(dis)ABLED BEAUTY Exhibit Opens at Central Michigan University
Former Kent State Museum exhibit, (dis)ABLED BEAUTY: The Evolution of Beauty, Disability, and Ability, is now on display at Central Michigan University’s Clarke Historical Library. The exhibit is co-curated by Dr. Tameka Ellington, Kent State Fashion School faculty director for diversity, equity, and inclusion initiatives, and Dr. Stacey Lim, assistant professor of audiology at Central Michigan University. This is the first time this exhibit has been available to the public since ending its run at the Kent State Museum in March 2017.
“(dis)ABLED BEAUTY”, which opened Feb. 8 and runs through Aug. 2018, features more than 40 items including prosthetics, hearing and mobility devices, celebrates highly designed assistive devices, adaptive services, and apparel for those living with disabilities. The exhibit aims to encourage the manufacture of fashionable assistive devices in order reduce the stigma that wearers of these devices feel. In addition to raising awareness of this issue, the curators hope to break down some of the stereotypes that are associated with disabilities by connecting the concepts of disability and beauty in the public imagination.
The idea for this exhibit started with Lim and Ellington’s shared interest in fashion. The pair first met at Kent State University as two doctoral students waiting outside their statistics class, and quickly became fast friends through a shared interest in fashion. They soon began co-authoring a study on how wearing hearing aids and cochlear implants affects teenagers’ self-esteem, which propelled them to begin a collection of assistive devices of historical, current and visionary design.

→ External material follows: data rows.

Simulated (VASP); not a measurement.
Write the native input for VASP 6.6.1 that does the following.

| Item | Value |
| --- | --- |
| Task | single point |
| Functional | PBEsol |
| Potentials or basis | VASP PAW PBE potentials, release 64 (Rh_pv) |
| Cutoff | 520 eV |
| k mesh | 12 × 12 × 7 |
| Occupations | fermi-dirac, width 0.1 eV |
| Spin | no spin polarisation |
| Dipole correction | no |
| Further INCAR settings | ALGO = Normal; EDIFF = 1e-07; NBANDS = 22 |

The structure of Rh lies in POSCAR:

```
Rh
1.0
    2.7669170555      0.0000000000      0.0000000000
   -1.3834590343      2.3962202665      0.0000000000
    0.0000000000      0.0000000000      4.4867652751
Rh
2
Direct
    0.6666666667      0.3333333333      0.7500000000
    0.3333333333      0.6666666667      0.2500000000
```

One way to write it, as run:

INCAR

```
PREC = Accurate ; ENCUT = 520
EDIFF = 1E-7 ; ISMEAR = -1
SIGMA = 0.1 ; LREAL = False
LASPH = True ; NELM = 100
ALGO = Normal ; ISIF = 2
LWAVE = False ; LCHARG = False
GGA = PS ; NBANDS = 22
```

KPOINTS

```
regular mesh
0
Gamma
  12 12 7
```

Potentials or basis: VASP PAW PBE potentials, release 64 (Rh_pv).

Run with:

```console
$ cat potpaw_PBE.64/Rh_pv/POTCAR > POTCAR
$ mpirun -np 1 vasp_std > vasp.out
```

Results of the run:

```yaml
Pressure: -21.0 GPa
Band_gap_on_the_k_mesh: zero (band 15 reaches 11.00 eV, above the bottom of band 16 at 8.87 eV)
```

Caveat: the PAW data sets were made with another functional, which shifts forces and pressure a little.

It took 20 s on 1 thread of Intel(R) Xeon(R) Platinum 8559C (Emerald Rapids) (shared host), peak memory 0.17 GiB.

In the past, assistive technologies were designed to be concealed and unnoticeable due to the stigma that was attached with disabilities, but in recent decades, fashionable and visible assistive technologies have been used to stand out and challenge the stigma. The designs in this collection were created to be seen and shown off.
Lim opened the CMU exhibit in collaboration with CMU’s College of Education and Human Services fashion design and merchandising students. The fashion students added designs to the surfaces of prosthetic legs on display in the exhibit that were donated by Springer Prosthetic and Orthotic Services for a juried competition sponsored by CMU’s Threads Fashion Show. Additionally, the exhibit includes stories of students, faculty, staff and alumni who have disabilities or have been involved in disability work. The stories were the results of interviews conducted by the students along with Lim and CMU history department faculty member Brittany Bayless Fremion and Adam Strong of Due South Productions.